Chris Holt over at the Free Software Magazine Newsletters writes about Clay Shirky's take on FOSS
(in the February 2007 issue of the Harvard Business Review). Holt's take on Shirky's piece (which I haven't read myself) is a little quick, but he does seem to take umbrage at Shirky's focusing on the large of FOSS projects that don't take off (for whatever reason, original developer moved on, no adopters, no interest, bad management, no need, etc) and its potential to scare off investors who look askance at the large percentage of FOSS failures (of course, thats precisely the kind of thing venture capitalists seem to invest in all the time - high-risk, high-payoff deals but thats probably besides the point here). Holt also seems a bit nervous about the ambiguous nature of Shirky's suggestion that particular kinds of FOSS projects are likely to be business-friendly (er, the worry being corporate exploitation).

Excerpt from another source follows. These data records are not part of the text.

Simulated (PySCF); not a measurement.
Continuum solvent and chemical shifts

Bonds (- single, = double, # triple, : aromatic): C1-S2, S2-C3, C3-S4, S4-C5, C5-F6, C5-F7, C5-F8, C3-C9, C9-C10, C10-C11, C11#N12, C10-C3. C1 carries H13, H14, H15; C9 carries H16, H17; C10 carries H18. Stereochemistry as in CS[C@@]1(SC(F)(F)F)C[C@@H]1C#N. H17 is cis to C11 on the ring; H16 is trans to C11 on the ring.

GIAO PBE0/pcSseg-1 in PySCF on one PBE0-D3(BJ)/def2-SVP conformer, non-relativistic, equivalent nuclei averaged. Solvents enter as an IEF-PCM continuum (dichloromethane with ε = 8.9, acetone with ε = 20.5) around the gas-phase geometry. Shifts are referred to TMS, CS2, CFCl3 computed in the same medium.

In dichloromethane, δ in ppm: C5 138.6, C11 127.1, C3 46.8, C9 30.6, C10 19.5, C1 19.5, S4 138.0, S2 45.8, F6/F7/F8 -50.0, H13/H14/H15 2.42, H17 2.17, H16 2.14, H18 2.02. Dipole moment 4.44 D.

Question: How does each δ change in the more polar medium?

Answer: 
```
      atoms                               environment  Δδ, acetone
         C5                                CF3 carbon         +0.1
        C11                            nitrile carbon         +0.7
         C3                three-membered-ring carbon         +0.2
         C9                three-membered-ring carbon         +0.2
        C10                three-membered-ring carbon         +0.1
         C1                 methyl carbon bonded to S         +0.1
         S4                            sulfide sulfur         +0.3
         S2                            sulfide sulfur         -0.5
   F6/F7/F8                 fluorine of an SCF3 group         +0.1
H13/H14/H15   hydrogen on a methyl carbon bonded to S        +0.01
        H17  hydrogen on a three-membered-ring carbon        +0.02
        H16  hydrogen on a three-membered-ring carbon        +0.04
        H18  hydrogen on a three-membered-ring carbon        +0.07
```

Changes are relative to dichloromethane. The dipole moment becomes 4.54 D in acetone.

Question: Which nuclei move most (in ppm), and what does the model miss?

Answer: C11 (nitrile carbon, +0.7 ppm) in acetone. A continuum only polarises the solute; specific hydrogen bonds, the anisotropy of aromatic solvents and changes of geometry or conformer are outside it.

All said and done, I suspect Shirky's pronouncements are quite benign. Pointing out high failure rates means nothing in the world of business. 95% of restaurants fail, and yet there is no shortage of investors because it is understood the nature of the business is such that the winning formula is only rarely achieved, and furthermore, Shirky could merely be pointing to the truism that there is a tremendous amount of flux in the FOSS world, and that its practices are unlikely to guarantee the kind of stability that traditional business investors demand. Is the latter such a bad thing? If anything, Shirky seems to be highlighting the unique features of the FOSS world that set it apart - so that those who claim its "just another software engineering methodology" might take heed. And it didn't seem to me that Shirky was saying (or at least Holt didn't point to it) that FOSS products score lower that proprietary products when it comes to things like quality. Lastly, the point that I claimed was tangential above might not be so off-the-mark. VCs are still likely to stay interested in FOSS projects despite the high failure rates.